Today as I scrolled through one of my social media accounts a post for A Carol for Kent by Hallee Bridgeman came up. On sale for less than a dollar, I couldn’t pass up the chance to get it. I read and reviewed A Melody for James, the first in her Song of Suspense series, a year ago. I’d enjoyed that one, and I was sure I’d like this one as well.
A Carol for Kent is the third in the series. I didn’t pay attention to that fact when I started the book. However, while there were events alluded to that I believe would have been made clear by reading books in the correct order, my lack of knowledge of the second book’s happenings in no way diminished this story. It left me, like every good story will, wanting to know what comes next and in this instance what came before. I don’t doubt books two and four will be added to my kindle account soon.
This story focuses on Carol Mabry, single mother and attorney. She is an expert at separating her home life and her work life which often takes her into gruesome crime scenes. It’s her job to help make sure those criminals end up behind bars for their crimes, but she knows taking home the residue of the cases she works would be detrimental to her daughter, Lisa. And considering Carol was told eight years ago Lisa’s father wanted nothing to do with her, she knows she can’t let her guard down for a minute. A mother’s love is all her daughter has.
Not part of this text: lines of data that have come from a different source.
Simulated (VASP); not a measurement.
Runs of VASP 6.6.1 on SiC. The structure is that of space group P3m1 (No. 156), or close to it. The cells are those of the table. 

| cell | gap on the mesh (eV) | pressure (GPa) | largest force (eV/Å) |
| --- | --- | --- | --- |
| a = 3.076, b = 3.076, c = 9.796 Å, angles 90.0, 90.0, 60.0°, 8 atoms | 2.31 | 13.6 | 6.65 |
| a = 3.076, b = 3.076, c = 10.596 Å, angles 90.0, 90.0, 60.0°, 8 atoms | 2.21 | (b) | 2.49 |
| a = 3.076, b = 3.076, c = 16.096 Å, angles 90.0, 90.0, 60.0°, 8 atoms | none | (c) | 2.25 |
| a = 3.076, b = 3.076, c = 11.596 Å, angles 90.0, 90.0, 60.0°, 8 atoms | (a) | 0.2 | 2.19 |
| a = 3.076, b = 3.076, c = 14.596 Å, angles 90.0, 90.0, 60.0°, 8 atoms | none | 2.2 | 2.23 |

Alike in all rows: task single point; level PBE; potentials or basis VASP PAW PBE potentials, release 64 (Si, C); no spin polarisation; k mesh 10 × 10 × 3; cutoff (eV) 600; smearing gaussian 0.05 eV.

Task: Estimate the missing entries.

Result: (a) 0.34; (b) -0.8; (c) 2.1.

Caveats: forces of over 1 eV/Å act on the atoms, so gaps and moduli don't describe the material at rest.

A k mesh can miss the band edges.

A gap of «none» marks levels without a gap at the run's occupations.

That is until country music star Bobby Kent returns home unexpectedly to find he has a child he’s known nothing about. Lies have stolen the last eight years of parenthood from Bobby, and he’s ready to make things right for his little girl.
Carol and Bobby have a lot to overcome in their relationship. The lies that kept them apart, the lies that left Carol alone, ignite anger that runs deep. Distrust based on years of feeling abandoned are not easily overcome either. There is a lot to forgive, and both feel justified in a refusal to do so. While they both want the best for their daughter, they don’t know if there can be a joined future for themselves.
If that isn’t enough drama for two lives, Carol’s current case is a race against a serial killer. It’s hard to leave this one at the office. The killer seems to obsess about one particular type and doesn’t make mistakes that could mean a break in the case. It’s a fascination that brings the danger right up to Carol’s front door.
I found the mystery element of the story intriguing. I honestly thought the perpetrator was a different character. The real killer surprised me. I’m happy for that. To me, good suspense will surprise you in the end. Of course, it can’t be such a surprise that the reader feels it came completely out of left field. Looking back there are subtle clues that gave hints into the killer’s identity, but my mind definitely went a different direction. And the reason for this particular killer’s actions is one that got my attention. I’ve always found the psychological aspects of life interesting, and this story tapped into that.
Just as important as the suspense of the story is the idea of anger and forgiveness. I may not know what it is to deal with serial killers in my life, and believe me, I’m more than grateful for that. But I can relate to anger and the struggle to forgive. When someone hurts you in a way that changes your life forever, letting go of that hurt and not giving in to the anger their actions bring is difficult. When their actions come from pure selfishness and sinfulness, forgiveness is even harder to achieve. It’s easy for the unchecked anger to spill over into other areas of life. And an unforgiving heart becomes bitter in a relatively short amount of time. Carol and Bobby’s story tap into those themes which I believe many of us can understand personally. It allows us to find ourselves in the story and gives us the desire to cheer them on in their growth if we’ve already been there. If we’re still there, it may serve as an encouragement to go through that growth with them. Either way, these themes work together with the suspense element to create a story that will capture your attention and keep it until the last page.